An insect trap that mimics raspberry plants to kill unsuspecting beetles without using pesticide has been invented by scientists in Perthshire.
Researchers at the Scottish Crop Research Institute hope their creation will help protect both the environment and Scotland's multi-million pound soft fruit industry.
As part of the huge soft fruit market, raspberry sales alone bring £12million to Scotland's economy.
In such a competitive field, significant money and research goes into improving the product.
The Scottish Crop Research Institute (SCRI) in Invergowrie has spent decades trying to create the perfect breed of varieties.
In addition to perfection, the SCRI also invest heavily in protection – to stave off predators like the Raspberry beetle which lays its larva inside the fruit. Supermarkets have been known to cancel entire orders after spotting just one among a whole batch.
But with many pesticides being banned around Europe, to beat the beetle scientists are becoming more inventive.
To an insect, the new contraption has the same colour and smell as a raspberry flower.
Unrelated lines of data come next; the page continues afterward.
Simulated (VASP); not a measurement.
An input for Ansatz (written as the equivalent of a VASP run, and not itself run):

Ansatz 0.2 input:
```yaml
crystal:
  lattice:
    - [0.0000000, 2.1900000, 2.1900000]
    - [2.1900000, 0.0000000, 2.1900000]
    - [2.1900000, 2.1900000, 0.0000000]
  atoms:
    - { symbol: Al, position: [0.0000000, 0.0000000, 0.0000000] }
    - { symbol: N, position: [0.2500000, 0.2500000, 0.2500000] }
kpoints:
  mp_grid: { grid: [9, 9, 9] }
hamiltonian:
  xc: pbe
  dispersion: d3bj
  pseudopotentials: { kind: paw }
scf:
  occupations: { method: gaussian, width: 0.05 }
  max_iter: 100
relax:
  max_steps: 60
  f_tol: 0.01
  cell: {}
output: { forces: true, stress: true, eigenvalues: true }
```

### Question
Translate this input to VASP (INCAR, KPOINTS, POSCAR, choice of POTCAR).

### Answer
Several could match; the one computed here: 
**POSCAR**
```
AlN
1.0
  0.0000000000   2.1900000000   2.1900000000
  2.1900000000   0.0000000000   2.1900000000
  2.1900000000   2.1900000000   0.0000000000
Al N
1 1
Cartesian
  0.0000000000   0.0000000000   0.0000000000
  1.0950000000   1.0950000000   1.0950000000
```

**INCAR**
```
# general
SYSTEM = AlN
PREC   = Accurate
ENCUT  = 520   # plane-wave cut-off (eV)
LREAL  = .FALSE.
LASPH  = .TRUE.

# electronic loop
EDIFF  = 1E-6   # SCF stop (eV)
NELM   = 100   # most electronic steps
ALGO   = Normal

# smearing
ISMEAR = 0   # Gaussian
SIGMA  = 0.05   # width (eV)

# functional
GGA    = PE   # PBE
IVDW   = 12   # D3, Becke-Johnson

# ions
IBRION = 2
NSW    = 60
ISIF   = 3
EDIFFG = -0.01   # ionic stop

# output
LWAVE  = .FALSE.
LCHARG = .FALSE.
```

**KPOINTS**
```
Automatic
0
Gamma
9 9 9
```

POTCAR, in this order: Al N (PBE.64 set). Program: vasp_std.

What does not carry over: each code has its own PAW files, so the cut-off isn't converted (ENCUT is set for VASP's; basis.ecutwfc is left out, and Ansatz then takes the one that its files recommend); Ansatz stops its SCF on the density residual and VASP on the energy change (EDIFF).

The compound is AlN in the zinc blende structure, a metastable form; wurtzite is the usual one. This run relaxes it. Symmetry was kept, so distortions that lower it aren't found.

Nick Birch of the SCRI said: "The beetle sees this as a giant raspberry flower and thinks it’s never had it so good.
“They fly at full speed towards the trap - homing in on the smell from about 50 metres.
“It bangs its head and slips down a slippery surface into soapy water at the bottom.
“The farmer then just opens it up once a week to see what's inside".
Industry leaders at the institute's annual Fruit for the Future showcase were introduced to the trap this afternoon.
It is hoped it will sell well not just across Scotland but across the continent.